Wednesday, January 19, 2011

Making Triptych

Atlanta Triptych by Janice Hunter, Elaine Parker and Aisha Lumumba.

I was overjoyed when Dee asked if I would talk more about the making of this Triptych. At first I thought we would do some kind of landscape picture. Then Elaine mentioned that she would have a better chance with a cityscape. Atlanta was our choice. We went a bridge downtown where we could get a good view of the city and snapped several pictures. Needless to say we visited that bridge several times. I divided the picture into three pieces so that we could choose. It was quickly decided that Elaine would do the middle because her media was so different from mine and Janice's. Quilting on each end and beading in the middle.

I was the last to choose. Later Janice said she realized that her section had a lot of small buildings. Deciding on the size of it was hard. Janice and I wanted a large piece that would make it easy to replicate those windows in the buildings. Elaine wanted a smaller piece because it would take thousands of beads to cover a really large surface. I want to think we made a pretty good compromise, 20"x40". We made a lot of decisions before we even started working. In order to make it flow from one to the other, we decided to use the same fabric for the sky and the pavement. We met at Marquetta's ( and got just the right fabric.
It was much later in the project when we decided that we would all quilt the sky with the same quilting pattern to continue the consistency.
Then we went away to our prospective places to work. I suggested to Janice that she think about some plaid fabric that would give the feeling of the windows in the building. She searched on line and found some plaids that worked really well. Everyone comments on that tall plaid building that instantly reminds you of the real thing, while something inside your brain is saying but the real thing is not plaid.
I leaned on stripes and used one of Janice's plaids. I pieced one building by making strips and cutting them into small square pieces and sewing them back together. Elaine on the other hand was creating buildings and taking them apart and creating them again and again. Some days she seemed so frustrated with those beads. I knew that it would be fabulous when ever she finished. I was never worried.
The hardest part was seeing it as a whole. When you work right on top of the work so much, it is real important to stand back and look at it. For the longest time it was just bits and pieces of buildings, then fitting them into the space was the next challenge. Truth be told a few small buildings might have gotten left off. I had collected green fabrics with leaves over time, so we all shared those.
A few months rolled by and we were steadily working. Then we were quilting.
Finally we were finished. It was just days before the exhibit opened but before was the operative word.
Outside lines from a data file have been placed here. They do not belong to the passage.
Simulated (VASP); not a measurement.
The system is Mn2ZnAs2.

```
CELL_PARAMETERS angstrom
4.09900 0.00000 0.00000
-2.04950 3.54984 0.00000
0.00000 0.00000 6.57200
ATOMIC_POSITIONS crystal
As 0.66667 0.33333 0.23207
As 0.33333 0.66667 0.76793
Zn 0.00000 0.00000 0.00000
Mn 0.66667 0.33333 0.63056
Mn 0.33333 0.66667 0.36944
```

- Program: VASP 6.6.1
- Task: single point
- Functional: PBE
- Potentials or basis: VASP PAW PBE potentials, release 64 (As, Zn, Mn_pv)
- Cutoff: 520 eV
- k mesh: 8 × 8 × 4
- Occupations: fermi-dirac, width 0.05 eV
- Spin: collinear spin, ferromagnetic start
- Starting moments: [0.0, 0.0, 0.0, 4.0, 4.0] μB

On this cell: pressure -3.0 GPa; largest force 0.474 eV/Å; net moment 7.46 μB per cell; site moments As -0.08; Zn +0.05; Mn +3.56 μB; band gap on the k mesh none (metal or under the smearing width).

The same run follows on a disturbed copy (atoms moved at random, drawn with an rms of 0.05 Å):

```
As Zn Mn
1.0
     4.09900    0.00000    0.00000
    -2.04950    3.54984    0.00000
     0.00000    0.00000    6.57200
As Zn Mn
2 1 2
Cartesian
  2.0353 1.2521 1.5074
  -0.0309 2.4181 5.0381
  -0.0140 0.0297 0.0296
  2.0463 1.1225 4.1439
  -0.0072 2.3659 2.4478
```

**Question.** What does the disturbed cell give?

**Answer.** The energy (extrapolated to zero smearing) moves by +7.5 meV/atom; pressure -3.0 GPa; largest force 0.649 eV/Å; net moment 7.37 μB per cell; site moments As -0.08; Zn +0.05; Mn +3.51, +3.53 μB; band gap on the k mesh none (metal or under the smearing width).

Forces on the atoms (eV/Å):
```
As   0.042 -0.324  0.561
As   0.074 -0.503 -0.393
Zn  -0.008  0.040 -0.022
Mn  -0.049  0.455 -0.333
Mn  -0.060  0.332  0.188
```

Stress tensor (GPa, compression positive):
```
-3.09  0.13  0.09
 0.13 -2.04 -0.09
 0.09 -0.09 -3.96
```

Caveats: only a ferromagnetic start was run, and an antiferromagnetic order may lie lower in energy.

Wednesday, January 12, 2011

Snow in ATL

Snow Days are usually the best time to get some work done for an artist. When it snows in Atlanta, the whole city literally shuts down. When my children were little we built a snow man. Mind you, we only would have about an inch or two of snow. So they would take their wagon up and down the street scraping snow off the neighbors cars and then carting it back to our yard. Of course we were know for having the only snow man the next day after all the snow was gone. My new grand baby is too little for that and hopefully I'll still be up to it by the time he gets old enough to cart snow from the neighbors. If things (weather) keeps going like it is going, we won't have to get snow from the neighbors. We had our very own 4 inches this time, much more than enough to make a great snow man.
Boy was I excited to have these snow days. You see, I have this quilt that I have been working on far too long and I just got it to the final stage. I loaded it on the Long Arm quilting machine and planned to wilde away the days stitching up and down. The first day I was really rolling when I noticed a strange smell. It seemed like it was coming from the motor, but the machine still sounded good. I'm always listening for that sound that means something is not just right. No sound, though.
I put my nose close to the motor. The smell was not coming from it. So I started taking long breaks thinking that maybe I was running it hard and hot. Each time I came back to the machine, it would smell the same by the time I reached the end of a row. I couldn't figure it out.
Then all of a sudden the machine stopped. When I pressed the button the motor would run but the machine itself would not budge. Finally I moved the protective cover of the belt and it popped out. It had snapped. Oh well, so much for finishing that project.
So I hurriedly grabbed another one. It would be a shame to let these lazy days past without getting some real lazy day work done.